Amazing! It’s not often you can say a modern building is beautiful but I thought these were gorgeous. We were too late to walk across the bridge but we will hopefully do that today instead. The first floors are a temple to consumerism – Gucci, Prada, Louis Vitton (and weirdly, Topman!) all have super shiny shops where nothing has prices on because ‘if you need to ask, you can’t afford it’.

I can dream, can’t I?

We were damp, slightly flushed (and probably smelly) from walking across KL all day so we of course fitted right in. But when in KL you might as well make the most of all the fancy cocktail bars, restaurants and cafes so we got stuck in at the Rum Jungle and ended up meeting three Dutch boys

r-l Wim, Mills and Mordor (not his name but anyone with a normal tongue couldn’t pronounce it so we settled on Mordor)

We joined them for beer towers and cocktails and had a great evening. We even got free brown Rum Jungle headbands after Craig said he liked the staff’s uniform, so I think you know what we’ll be wearing along with our matching teeshirts today! Oh yes!

Good morning Kuala Lumpur!

11 May

Our last few days on Koh Samui were very relaxing – well, this was kind of enforced as I couldn’t move any of my limbs after the evil Thai massage. So we pottered about, raised a glass to Matt, explored a few last restaurants and suddenly it was time to go. We didn’t go and see the dead monk – a mummified monk who died 40 years ago and has been sitting outside the temple ever since, nailed to the wall so he doesn’t fall over and with sunglasses on because his eyes fell into his head – but I think we covered most other things to do. It was still sad though as we had to say goodbye to the lovely Oh, Andy, Meow and Guy who had looked after us for a month. They gave Craig an embossed Thai ashtray (with instructions never to us it) and me a little painted wooden box…two things we can hopefully get into Australia as they’ve got strict rules about what wood you can take in. This proved prudent as I went to pack my bamboo cup from trekking in Cambodia and found termites were nibbling away at the bottom of it :(

So after a mammoth packing session (stuffing everything into three bags), we were finally ready and got the ferry over to the mainland. Having been relieved of money on the way over to Koh Samui on the ferry, we tried to take our bags off the bus, but the driver said no. So we sat in the car compartment the whole way there, watching the bus in case anyone tried to take anything. This tactic worked and we didn’t lose anything from the bags this time. We got back on the bus for the trip to Surat Thani, which is a fairly non-descript and faceless town, but close to the airport for our flight the next day.

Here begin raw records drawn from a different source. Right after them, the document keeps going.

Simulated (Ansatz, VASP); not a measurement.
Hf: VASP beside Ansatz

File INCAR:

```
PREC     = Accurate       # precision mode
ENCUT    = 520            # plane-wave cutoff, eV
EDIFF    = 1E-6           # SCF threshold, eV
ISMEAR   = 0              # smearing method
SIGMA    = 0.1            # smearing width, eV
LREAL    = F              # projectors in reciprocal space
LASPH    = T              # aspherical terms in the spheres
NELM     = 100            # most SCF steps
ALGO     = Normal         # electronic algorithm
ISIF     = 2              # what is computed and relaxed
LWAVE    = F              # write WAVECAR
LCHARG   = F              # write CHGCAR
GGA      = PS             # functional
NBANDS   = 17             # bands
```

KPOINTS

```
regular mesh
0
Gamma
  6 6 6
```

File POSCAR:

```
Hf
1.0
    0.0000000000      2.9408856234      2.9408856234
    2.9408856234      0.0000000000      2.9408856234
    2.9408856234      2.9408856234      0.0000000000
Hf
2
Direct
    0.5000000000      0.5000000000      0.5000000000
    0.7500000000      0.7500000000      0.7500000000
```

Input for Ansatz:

We found a hotel and dumped the bags, and wandered around the town trying to find a restaurant. There were plenty of street sellers but with getting a flight the next day, we wanted to be as sure as possible that the food wasn’t going to cause us problems. As the Greek girl who was also staying at our hotel put it, she wanted “food with a few less flies on it”. So Craig and I ended up eating back at the hotel – this was clearly a rare occurrence as it looked like we’d woken the staff up when we went in. The dead cockroach in the pot next to us should have been a warning sign in retrospect. Stupidly, I ordered Western food (the rule is, the fewer the tourists in a place, the worse the Western food will be), but I just fancied some comfort food so took the risk.

Idiot. They didn’t let me down – I should have stopped when I ordered spaghetti meatballs and they asked me whether I’d like pork, shrimp, beef, crab or catfish – the ‘meatballs’ arrived and it was pork mince (I had ordered beef) and not shaped into balls, just cooked up like normal bolognaise. Which was fine although there were approximately three strands of spaghetti. But luckily I’d ordered chips too so I at least had those to keep me going. I took a tentative bite…mmm sweet tomato sauce…and what’s that? Oh, they’ve added pineapple. Num num num. There is no way spaghetti bolognaise should ever be able to be described as sweet and contain fruit other than tomatoes. A hideous, hideous mess. Made slightly worse by Craig giving me the money to pay whilst he nipped to the shop to get beer –  the waitress upon receiving the 1,000 baht note, put it underneath her bra strap and told me I had to get it from there. I had no clue what was going on, but this was apparently comedy gold for the other waitresses so I just stood there, laughing confusedly and blushing. I did briefly consider whether to take it out with me teeth – that would show her – but I thought she might call the police so gave that one a miss. She then asked me again, shaking her chest towards me…I just went for the same tack, laughing whilst hoping the ground would swallow me up and she eventually took it out herself. So odd! What is the Thai women’s obsession with breasts at the moment?!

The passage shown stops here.